On Friday, November 1, 2013 the Federal Trade Commission (FTC) ended a seven-month investigation of the proposed merger between Office Depot Inc. and OfficeMax Inc., allowing the transaction to move forward.

The merger between the second and third largest office supply superstores (OSS) is not the first time the FTC has been interested in OSS transactions.  In 1997, the FTC successfully blocked a proposed merger between the two largest OSS in FTC v. Staples, Inc., 970 F.Supp. 1066 (D.D.C. 1997).  The FTC’s seemingly contradictory positions can be discerned, however, by the changes in the competitive landscape for OSS.

As acknowledged in the FTC’s statement concerning the proposed merger, OSS now compete with online retailers and mass merchants far more than in 1997.  In fact, in Staples, the court determined that while mass merchants, wholesale clubs and mail order firms sold office supplies, prices at OSS were primarily affected by the presence of another OSS in the geographic market.  Because of this determination, the FTC was successful in arguing that the relevant product market was the sale of consumable office supplies just through OSS.

Now, OSS compete rigorously with the growing number and size of online retailers and mass merchants. As the FTC found, OSS “closely monitor” and “respond competitively” to non-OSS retailers.  Indeed, the FTC noted that OSS are responding to such competition not only through staples of competition such as price matching and price-checking, but also through innovation, such as “offering in-store pickup for online purchases and using in-store internet kiosks to order products online.”

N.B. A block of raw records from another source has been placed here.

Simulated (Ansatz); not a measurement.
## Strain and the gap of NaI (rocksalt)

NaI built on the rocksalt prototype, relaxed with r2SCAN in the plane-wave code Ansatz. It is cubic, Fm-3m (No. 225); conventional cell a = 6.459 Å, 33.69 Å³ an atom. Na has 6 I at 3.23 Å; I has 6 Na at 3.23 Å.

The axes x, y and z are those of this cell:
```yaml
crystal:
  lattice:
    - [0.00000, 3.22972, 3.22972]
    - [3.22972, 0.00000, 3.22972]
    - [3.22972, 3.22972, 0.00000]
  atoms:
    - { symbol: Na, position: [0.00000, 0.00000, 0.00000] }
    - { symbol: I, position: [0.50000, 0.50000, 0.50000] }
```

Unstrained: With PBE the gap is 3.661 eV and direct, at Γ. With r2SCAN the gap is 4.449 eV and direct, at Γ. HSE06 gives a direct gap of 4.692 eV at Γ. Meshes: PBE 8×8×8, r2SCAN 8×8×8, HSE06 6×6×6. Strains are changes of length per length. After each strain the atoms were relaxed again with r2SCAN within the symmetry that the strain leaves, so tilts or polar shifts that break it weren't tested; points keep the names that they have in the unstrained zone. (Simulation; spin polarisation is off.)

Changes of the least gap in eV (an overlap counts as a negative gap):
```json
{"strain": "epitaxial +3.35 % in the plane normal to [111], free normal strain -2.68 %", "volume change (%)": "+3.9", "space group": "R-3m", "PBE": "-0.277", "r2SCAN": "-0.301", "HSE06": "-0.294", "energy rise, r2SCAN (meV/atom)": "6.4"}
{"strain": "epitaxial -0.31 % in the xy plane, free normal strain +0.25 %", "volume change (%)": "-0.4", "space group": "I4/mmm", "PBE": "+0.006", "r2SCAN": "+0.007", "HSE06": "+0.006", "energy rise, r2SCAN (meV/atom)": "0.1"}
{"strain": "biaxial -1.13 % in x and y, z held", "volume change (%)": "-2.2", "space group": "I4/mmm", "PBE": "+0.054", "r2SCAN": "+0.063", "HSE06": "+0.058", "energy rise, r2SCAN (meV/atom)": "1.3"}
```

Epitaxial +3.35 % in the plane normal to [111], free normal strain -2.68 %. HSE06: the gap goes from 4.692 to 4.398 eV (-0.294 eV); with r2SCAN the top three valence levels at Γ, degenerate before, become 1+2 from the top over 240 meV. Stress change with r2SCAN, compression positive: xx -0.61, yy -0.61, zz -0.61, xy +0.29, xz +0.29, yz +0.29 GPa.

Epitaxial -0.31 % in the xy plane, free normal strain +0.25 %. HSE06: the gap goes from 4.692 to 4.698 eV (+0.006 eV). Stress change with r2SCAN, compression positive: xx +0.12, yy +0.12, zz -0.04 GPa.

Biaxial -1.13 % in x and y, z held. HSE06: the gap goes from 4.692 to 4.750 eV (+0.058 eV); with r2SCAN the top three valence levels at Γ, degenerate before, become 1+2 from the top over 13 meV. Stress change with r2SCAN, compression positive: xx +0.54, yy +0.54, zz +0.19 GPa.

The rapidly changing landscape in the consumable office supplies market is highlighted by two contrasting outcomes sixteen years apart.  It highlights the importance of staying abreast of how changes in market dynamics and modernizing competition law may affect regulators’ view of potential transactions.  As exemplified in this case, such knowledge can lead to a successful evaluation of a transaction that was previously thought to be impossible.